Using API to create datasets - SPRACE/track-ml GitHub Wiki

Configuration parameters

lib_path :

Path of track-ml from kaggle library.

input_dir:

Path of kaggle track-ml datasets directory (e.g. /data/trackMLDB/train/train_2/)

output_dir:

Path of output directory to save the filtered datasets

begin_id:

Initial id from the first file to be filtered. Check the initial id from files inside the input_dir.

end_id:

Final id from the last file to be filtered. The last id from files inside the input_dir can be used.

n_cores:

Number of files to be processed at the same time (This parameter should not be greater than the number of cores in the host machine) of each round

round_time:

The max time (in seconds) of each round. Each round will be process n_cores files at the same time.

n_hits_range_min and n_hits_range_max:

Just tracks with number of hits >= n_hits_range_min and <= n_hits_range_min will be filtered and saved in the output_dir. This parameter needs to be a integer greater than 0

eta_range_min and eta_range_max:

Just tracks with the value of ETA of the last hit between eta_range_min and eta_range_max will be filtered and saved in the output_dir. This parameters needs to be a integer.

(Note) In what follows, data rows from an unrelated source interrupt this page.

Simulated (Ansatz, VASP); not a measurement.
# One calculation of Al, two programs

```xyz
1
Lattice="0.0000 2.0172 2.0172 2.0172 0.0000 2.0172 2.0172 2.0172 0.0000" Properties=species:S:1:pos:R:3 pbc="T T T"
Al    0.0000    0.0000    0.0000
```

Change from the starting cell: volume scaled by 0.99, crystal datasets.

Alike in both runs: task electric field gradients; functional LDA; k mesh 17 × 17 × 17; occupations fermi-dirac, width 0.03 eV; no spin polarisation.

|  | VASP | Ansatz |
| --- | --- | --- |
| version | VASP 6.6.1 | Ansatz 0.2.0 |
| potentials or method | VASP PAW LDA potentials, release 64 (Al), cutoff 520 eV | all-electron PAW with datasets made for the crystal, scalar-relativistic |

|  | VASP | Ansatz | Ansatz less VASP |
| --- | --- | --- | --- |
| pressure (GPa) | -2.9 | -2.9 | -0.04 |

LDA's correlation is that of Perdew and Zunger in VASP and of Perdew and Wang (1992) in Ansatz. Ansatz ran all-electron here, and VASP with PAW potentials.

phi_range_min and phi_range_max:

Just tracks with the value of PHI of the last hit between phi_range_min and phi_range_max will be filtered and saved in the output_dir. This parameters needs to be a integer.

pt_range_min and pt_range_max:

Just tracks with the value of pt between pt_range_min and pt_range_max will be filtered and saved in the output_dir. This parameters needs to be a integer.

silent:

If False,the generator function will not show the partial results in the screen.